And the company can keep any profits for six years before passing cuts on to consumers
MICHAEL BRENNAN – 01 DECEMBER 2013
WATER charges are set to go up every year for families because Irish Water will be allowed to increase the rate, the Sunday Independent has learned.
And even households who stop wasting water and reduce their consumption could still end up with higher bills.
Under new plans being drawn up, Irish Water will be able to seek an annual hike in water charges if its earnings are hit by a drop in the usage of water by households.
Irish Water can also seek increases if the cost of upgrading the water infrastructure turns out to be greater than expected.
It is the first time that consumers have been made aware of the prospect of regular increases in water charges – rather than getting a guaranteed rate for several years.
A consultation paper on the roll-out of water charges next October by the new water regulator also says Irish Water will:
* Be allowed to keep more profits if they fix leaks faster and install water meters faster.
* Hold on to the money for six years before passing on any cost savings to householders.
* Take over water infrastructure worth €11bn.
The Commission for Energy Regulation (CER), which already decides on price increases for electricity and gas, confirmed that under its plans, Irish Water will be given the flexibility to raise water charges annually if revenue from households is less than expected.
“If demand (for water) changes, the tariff will have to change to meet that revenue requirement,” its spokesman Andrew Ebrill said.
But even if Irish Water makes more money from water charges than expected, CER is proposing to allow it to hold on to the profits for six years before it has to reduce water charges. There will be at least two key conditions:
* Irish Water will have to exceed targets on reducing leakage from water pipes. Around 41pc of water supplies is lost due to leakage – one of the highest rates in Europe.
* Irish Water will have to install water meters faster than the current rate of one million over the next three years.
CER is going to tell householders next March how much they will have to pay in water charges. The Government will also have to decide by this time how much of a free water allowance will be given to every household.
Water charges will begin next October with the first bills due to arrive in January 2015. Although no decision has been made, it is estimated that households could have to pay around €300 per year in water charges.
CER will be carrying out a consultation process specifically on the rate of water charges in the coming months.
Mr Ebrill said that calculating how long Irish Water could hold on to any extra revenue from customers was one of the trade-offs that had to be decided upon by the CER.
“You could do it every year but then arguably the company doesn’t have incentives to make big efficiencies because they lose it the next year. Arguably, they can’t drive efficiencies overnight. But if you leave it too long, you’re allowing them to keep the money for too long,” he said.
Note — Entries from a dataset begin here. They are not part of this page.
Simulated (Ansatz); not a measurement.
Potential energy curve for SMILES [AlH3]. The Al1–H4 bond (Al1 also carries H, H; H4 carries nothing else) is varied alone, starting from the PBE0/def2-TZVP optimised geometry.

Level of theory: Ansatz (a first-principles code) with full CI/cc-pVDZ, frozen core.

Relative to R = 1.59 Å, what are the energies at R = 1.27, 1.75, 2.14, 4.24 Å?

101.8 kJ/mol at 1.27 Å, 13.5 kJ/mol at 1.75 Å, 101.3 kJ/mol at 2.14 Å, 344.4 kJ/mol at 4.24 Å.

However, Mr Ebrill said the CER would be setting stringent revenue control targets for Irish Water in the first place so that it would not be able to “cream it” over six years by taking extra money easily from householders.
The legislation needed to implement water charges is due to be passed in the Dail before the Christmas break.
CER’s basic principle is to allow Irish Water to charge enough to pay for the operating cost of providing water – as well as the cost of upgrading water infrastructure such as pipes, reservoirs and water treatment plants. But its consultation paper on the basic framework for water charges also outlines another factor that could lead to higher prices for households.
The higher the value put on the water infrastructure being transferred to Irish Water, the higher the water charges will be for consumers. This is because the bigger Irish Water’s asset base is, the bigger amount of the revenue required from customers to pay for it.
The estimated value is €11bn but there are lots of different methods of valuing it because of the difference between new and old water assets. There are modern-era water pipes and water treatment plants that have been paid off already and should not cost Irish Water much.
But there are new water treatment plants that will require repayments for the next 30 years. It will be up to the Government to make the final decision on how to value the assets.
Water meters are being installed in just over one million homes over the next three years.
Up to 300,000 homeowners – primarily people living in apartments that cannot be metered – will pay their bills based on average consumption, called an “assessed charge”.